Dewey Award Citation: Professor Nicholas Montemarano

Professor Nicholas Montemarano is a compelling, original, and important voice in contemporary American letters. The author of three novels, a short story collection, and numerous works of short fiction, Professor Montemarano has maintained his admirable productivity while serving the College as a beloved teacher of English. His professional commendations include fellowships from The National Endowment for the Arts and the Pennsylvania Council on the Arts, as well as multiple citations in The Best American Short Stories and a Pushcart Prize. His short stories have appeared in some of the most prestigious magazines that publish fiction, such as Esquire, Tin House, Zoetrope: All-Story, and The Southern Review.

His first novel, A Fine Place (Context Books, 2002), is a paragon of American realism that grapples with race relations in Brooklyn in the late 1980s. About this novel, Robert Coles writes, "A Fine Place [...] has so very much to tell us about ourselves and our country." Jayne Anne Phillips reflects, "Deft and true in every detail, A Fine Place reminds us that the territory of the heart is infinite. With this skillful, eminently humane, and politically astute novel, Nicholas Montemarano emerges as an American stylist capable of redeeming our darkest dreams."

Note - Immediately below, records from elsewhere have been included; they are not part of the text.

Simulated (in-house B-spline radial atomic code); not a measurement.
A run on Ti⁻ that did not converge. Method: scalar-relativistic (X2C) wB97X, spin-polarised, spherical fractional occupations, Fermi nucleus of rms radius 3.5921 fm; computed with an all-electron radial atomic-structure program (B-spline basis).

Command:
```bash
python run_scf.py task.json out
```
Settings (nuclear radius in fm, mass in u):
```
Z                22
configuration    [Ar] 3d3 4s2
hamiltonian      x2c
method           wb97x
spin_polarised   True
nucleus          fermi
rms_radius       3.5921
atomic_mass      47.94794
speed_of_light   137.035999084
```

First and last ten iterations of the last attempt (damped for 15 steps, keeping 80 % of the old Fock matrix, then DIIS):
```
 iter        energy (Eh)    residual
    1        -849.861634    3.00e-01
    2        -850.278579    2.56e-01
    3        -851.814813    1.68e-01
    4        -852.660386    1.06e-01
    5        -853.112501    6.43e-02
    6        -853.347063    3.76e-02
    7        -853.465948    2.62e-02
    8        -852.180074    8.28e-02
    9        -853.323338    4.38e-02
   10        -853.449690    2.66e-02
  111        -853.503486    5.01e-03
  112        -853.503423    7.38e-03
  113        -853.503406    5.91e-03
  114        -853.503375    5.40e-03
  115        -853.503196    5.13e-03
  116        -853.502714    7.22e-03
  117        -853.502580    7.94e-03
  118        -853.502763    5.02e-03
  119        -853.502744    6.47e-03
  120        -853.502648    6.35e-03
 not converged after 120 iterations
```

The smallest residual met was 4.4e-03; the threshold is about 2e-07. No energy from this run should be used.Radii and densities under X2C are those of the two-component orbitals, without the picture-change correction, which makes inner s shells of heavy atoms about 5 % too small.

In his short story collection, If the Sky Falls (Louisiana State UP, 2005), Professor Montemarano displays his mastery of the short form. In gripping, sometimes startling prose, Professor Montemarano moves effortlessly — or so it seems — between bracing literary realism and ingenious formal experiment. A glowing review in The New York Times Book Review calls the collection "remarkable" and notes that "Montemarano's deft storytelling and ruthless honesty ensure that this collection is as dark and dazzling as a mine shaft studded with diamonds."

Professor Montemarano's second novel, The Book of Why (Little, Brown, 2013), investigates the problem of belief through finely rendered characters who struggle with faith, doubt, and the possibility of redemption. The Washington Post calls the novel "an extraordinarily interesting book," and indeed, as Dana Spiotta has remarked, the novel delves deeply into "the metaphysics of love and desire."

His third novel, The Senator's Children (Tin House Books, 2017), brings Professor Montemarano's abiding concern with human morality to bear on families who betray and forgive. The novel traces the reverberations of a senator's affair through the generations, treating all of its characters with empathy and dignity. As Sarah Lyall puts it in The New York Times, "It's hard to look so deeply into other people's lives that you really understand them, except perhaps through fiction, and that is what Montemarano has done here, with deftness and subtlety."

In his teaching and interactions with students, Professor Montemarano imparts a love for the written word, for creativity, and for the hard labor of craft. Students and colleagues alike laud his engagement with the arts and humanities and with the community that such engagement can foster. The College is fortunate to have Professor Montemarano in our ranks. He is thoroughly deserving of the Bradley R. Dewey Award.